Friday, July 04, 2008

Via Wyrdsmiths

This is Hal Duncan responding to the question, "Is there a gender imbalance ins SF/F. The discussion is at SF Signal and is worth reading.
The second part of the issue is, I think, both more abstract and more crucial (in my opinion): the field has long since radically shifted its focus away from that boy's own pulp mode; with the New Wave, the feminist SF of the 70s, and everything since, the field has broadened its aims and its target audience to the point where it's really a different creature entirely. I'm not even sure it's strictly speaking a genre anymore. We partly acknowledge that with the term speculative fiction but I don't think we've gone far enough in recognising the changes; we're still tied to that brand image. Personally, I'd rebrand the whole fucking field -- market it as indie fiction, critique it as strange fiction, try to totally reboot it in people's imaginations so that we think of it in a way that's not coloured by that male-orientation. This is, I freely admit, not even remotely practical, and beyond the scope of the specific problem of gender imbalance, but there's a part of me that thinks -- to use a programming metaphor -- we need to utterly redefine the system architecture rather than just tinker about with patches and fixes on the legacy code.
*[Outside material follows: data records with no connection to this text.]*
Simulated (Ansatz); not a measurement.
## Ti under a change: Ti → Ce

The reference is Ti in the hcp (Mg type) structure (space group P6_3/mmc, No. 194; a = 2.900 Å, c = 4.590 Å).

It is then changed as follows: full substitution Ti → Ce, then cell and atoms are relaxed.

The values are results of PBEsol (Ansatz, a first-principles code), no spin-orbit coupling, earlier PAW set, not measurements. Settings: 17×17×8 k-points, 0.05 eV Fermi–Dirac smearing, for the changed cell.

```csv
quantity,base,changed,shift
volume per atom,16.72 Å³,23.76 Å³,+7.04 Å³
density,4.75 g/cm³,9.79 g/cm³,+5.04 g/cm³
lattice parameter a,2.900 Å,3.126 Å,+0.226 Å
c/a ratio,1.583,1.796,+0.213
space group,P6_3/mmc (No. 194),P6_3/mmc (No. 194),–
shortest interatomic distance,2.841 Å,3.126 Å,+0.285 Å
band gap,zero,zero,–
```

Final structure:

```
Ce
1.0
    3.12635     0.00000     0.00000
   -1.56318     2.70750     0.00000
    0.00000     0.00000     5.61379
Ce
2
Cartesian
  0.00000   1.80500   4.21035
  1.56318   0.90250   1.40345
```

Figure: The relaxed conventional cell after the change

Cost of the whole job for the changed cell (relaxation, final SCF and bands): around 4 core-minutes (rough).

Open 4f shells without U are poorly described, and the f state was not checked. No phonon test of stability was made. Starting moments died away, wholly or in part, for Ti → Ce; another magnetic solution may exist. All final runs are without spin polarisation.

This goes back to the question of what is happening in SF? As an old timer, I am reluctant to give up SF as a category. But the younger writers may be right that the category has sort of exploded itself.

1 Comments:

Blogger robert said...

It seems like this idea of 'exploding' the genre comes up periodically. You can go back to the late '80's and early '90's and Marleen Barr makes the argument with her work. I'm sure it appeared in the comments of the new wave, and you can even go back to Robert Heinlein for a similar thought with his concept of 'speculative fiction.' Personally, I think there is much valuable as their is problematic in the history of the genre, and it has its utopian dimensions as well as its deep flaws.